This is what I call the tipping point. Where small, consistent moves have the biggest impact. An emergency fund of three to six months' expenses is the priority here, because without a buffer, any unexpected cost goes straight back onto a card and erases your progress.
This is how you know you're truly building — and the biggest mistake at this stage is getting comfortable. This is where most people plateau. The question to ask is whether your money is actually working for you: is it sitting in a low-interest account, or is it in an ISA, a pension, an investment that's compounding over time?
If you have a net worth above £100k, first of all — congratulations. I had many years of working before I hit this milestone myself. For you, the conversation shifts to diversification and tax efficiency. Property, pensions, and investments all pulling in the same direction is what this stage looks like.
Your Financial Future
Generic goals fail because they're not personal enough to matter. This chapter is about getting specific about the life you're actually building — not an Instagram version of wealth, but your version. The one that keeps you going on the hard days.
Let's Make Some Money
Savings have a ceiling. Earnings don't. This chapter covers the full picture: finding your income opportunity, building and validating your offer, pricing it properly, marketing it, and — if you're employed — negotiating the salary you actually deserve. One action from this chapter, taken this week, can change your financial trajectory.
What do you love?
What makes you lose track of time? What would you talk about even if no one paid you?
What are you good at?
What do people come to you for? What do you do that feels natural but impresses others?
What does the world need?
What problems frustrate you? What gaps do you see that nobody's filling well?

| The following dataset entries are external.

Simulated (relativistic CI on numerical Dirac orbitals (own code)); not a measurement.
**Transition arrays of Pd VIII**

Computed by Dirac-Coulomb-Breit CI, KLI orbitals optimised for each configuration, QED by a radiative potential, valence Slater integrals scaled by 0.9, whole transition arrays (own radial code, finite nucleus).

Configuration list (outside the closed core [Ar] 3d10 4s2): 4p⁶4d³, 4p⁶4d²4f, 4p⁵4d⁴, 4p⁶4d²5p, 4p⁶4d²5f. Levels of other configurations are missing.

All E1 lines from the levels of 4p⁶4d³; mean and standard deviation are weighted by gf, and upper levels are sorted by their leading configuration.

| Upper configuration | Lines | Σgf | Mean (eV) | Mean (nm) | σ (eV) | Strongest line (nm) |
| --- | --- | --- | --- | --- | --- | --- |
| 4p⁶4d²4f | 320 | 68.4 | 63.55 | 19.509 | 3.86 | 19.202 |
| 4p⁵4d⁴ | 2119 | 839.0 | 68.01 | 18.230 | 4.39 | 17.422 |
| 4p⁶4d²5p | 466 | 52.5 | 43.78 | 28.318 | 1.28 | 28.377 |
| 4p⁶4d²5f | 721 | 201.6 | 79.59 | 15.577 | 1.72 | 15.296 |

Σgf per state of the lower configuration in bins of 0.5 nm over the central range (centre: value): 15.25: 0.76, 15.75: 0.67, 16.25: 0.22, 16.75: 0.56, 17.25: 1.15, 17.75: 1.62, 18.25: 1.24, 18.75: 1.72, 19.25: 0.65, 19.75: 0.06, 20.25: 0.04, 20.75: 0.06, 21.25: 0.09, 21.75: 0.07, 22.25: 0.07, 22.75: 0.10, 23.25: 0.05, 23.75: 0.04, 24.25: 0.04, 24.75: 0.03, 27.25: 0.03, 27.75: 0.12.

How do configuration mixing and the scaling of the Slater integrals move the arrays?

What can you get paid for?
What services or knowledge are people already paying for — even in a basic form?
Skill/Service selling — fastest start, no product needed. Marketers, coaches, designers, consultants: £50–200/hr is realistic.
Knowledge selling — courses, guides, templates. Average side hustler earns £508/month in 2026. Knowledge products frequently exceed this.
Physical products — Vinted, Etsy, Depop. Lower margin, great for initial cash flow.
Who do you help?
Be specific — not "women" but "women in their 30s who earn well but can't seem to save"
What's their core problem?
The thing keeping them up at night — not a category, a feeling
What transformation do you give them?
The specific result — before → after. What does their life look like after working with you?
What's the format?
1:1 coaching, course, template, retainer, done-for-you service, physical product?
1. What does this problem cost your client right now (in money, time, or stress)? Your price should be a fraction of that cost.
2. What do others charge for something similar? You don't have to match it — but you need to know.
3. What does your price communicate? Too low signals low quality. Price with confidence.
Starter Price
Your first 3–5 clients while you build confidence and testimonials. Lower than market rate — but not free. Never free.
Aspiration Price
Where you'll be in 6 months, once you have 3 testimonials and proven results. This is your real rate.
Education — teach something useful for free. Builds trust before they ever buy.
Social proof — share results, testimonials, before/after. People buy what other people have already bought.
Behind the scenes — show your process. People buy from people they feel they know.
Never negotiate based on what you need — negotiate based on what you're worth. "I need this because my rent went up" is a reason for your landlord, not your employer. "Based on market data and my contributions, the rate for this role is £X" is a negotiation.
"I've really valued my time here and I'm committed to [your role / team / goals]. I've done some research into the market rate for this position, and based on that — alongside [your key achievement] and [your key contribution] — I'd like to discuss bringing my salary to [your target]. Is that something we can explore?"
Week 1 — Identify
Complete your Ikigai Audit. Write your one-sentence offer.
Week 2 — Validate
Talk to 3 real people (not surveys). Ask: "Would you pay for this? What's it worth?"
Week 3 — Package
Decide format, set a price, set up a simple way to book or buy (Calendly, PayPal invoice, DM).
Week 4 — Launch
Tell your network. Your first client almost always comes from someone you already know.